Our system of legal publishing reflects what legal scholarship is like

|The Volokh Conspiracy |


Everybody I follow on Twitter is complaining about the system of student-run law reviews again. I think I stand by everything I wrote in In Defense of Law Reviews eight years ago, but I thought I would add a few thoughts.

The law review system has many benefits that we shouldn't take for granted (speed! careful cite-checking! a huge number of publication venues), but the focus seems to be on the downsides. It seems to me that there are three different angles for thinking about those (1) number of false negatives in publication decisions, (2) number of false positives in publications decisions, and (3) inefficient uses of time and energy.  Depending on what one thinks is the biggest problem with law reviews, these call for different approaches.

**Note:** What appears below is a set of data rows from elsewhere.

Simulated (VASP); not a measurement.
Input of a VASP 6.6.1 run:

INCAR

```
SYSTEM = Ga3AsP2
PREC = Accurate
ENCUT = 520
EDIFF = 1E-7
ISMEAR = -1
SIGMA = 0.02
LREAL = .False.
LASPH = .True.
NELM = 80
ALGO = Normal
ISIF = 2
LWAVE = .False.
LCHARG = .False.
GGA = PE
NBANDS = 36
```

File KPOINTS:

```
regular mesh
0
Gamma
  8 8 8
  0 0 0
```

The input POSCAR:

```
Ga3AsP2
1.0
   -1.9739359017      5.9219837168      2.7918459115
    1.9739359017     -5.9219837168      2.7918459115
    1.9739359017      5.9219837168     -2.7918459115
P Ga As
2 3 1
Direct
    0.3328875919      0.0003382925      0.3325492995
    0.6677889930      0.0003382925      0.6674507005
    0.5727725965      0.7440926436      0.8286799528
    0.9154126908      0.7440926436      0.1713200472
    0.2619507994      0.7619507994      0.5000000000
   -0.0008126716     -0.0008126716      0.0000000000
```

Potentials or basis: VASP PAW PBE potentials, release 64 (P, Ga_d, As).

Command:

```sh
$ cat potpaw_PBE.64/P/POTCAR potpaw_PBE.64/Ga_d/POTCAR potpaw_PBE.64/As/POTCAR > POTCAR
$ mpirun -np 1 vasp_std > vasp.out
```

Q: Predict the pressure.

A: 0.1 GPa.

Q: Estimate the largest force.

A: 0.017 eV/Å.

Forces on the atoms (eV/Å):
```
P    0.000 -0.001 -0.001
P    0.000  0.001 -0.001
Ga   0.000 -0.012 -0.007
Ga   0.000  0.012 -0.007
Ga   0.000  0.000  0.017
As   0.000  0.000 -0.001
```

(1) On the number of false negatives, all of us have had the experience of writing an excellent article that didn't get the placement or attention we feel it deserves. If this is a systemic problem, I think the solution is straightforward: create a new journal. If there are good pieces not currently finding a good scholarly home, presumably there will be an interest from both authors and readers. And my sense is that this is more likely to happen for methodologies or fields that may be underappreciated by student law review editors—tax, etc.

This does require some amount of time and effort and money (although less than it used to), but it could be a good use of resources for those in a serious field subject to serious neglect. And if starting a whole new journal is too much work, maybe professors just need to introduce other ways of credentialing valuable scholarship, whether by awarding prizes or other signs of peer approval. If a field has no market or energy for these, I doubt that student-edited law journals are the problem.

(2) A different complaint about law journal publishing is false positives—"bad" articles that get placed in "good" journals. Creating new journals is unlikely to solve this problem, nor is increasing peer review. Each of these supposedly bad articles was written by exactly the kind of person who will otherwise be asked to provide peer review, so I think this really stems from a lack of agreement about what constitutes a sound methodology, a valid argument, or a substantial contribution, in particular fields. That's a real problem with legal scholarship, in my view, but not one that can be cured by peer review.

All that we can do as individual scholars is to make our own individual judgments about the quality of work, and not be too quick to outsource those judgments to journals' placement decisions.

(3) A final complaint is that the system is wastefully inefficient, especially of the students' time, which is spent simultaneously reading and skimming hundreds of pieces being read and skimmed by other students in a giant melee to take and hold the best pieces. Here the usual proposals are to find ways to limit simultaneous submissions and/or requests for expedited review at other journals.

I don't have a strong view about such proposed reforms, but it does seem to me that they're going to have costs. They may well *increase* the number of false negatives by reducing the number of independent assessments an author can get. Or depending on how authors react (for instance if all authors start with the "top" journals), these reforms might instead end up slowing down the time from submission to acceptance, otherwise one of the great strengths of the law journal system.

Maybe there are still some reforms here that are worth making, I can't tell.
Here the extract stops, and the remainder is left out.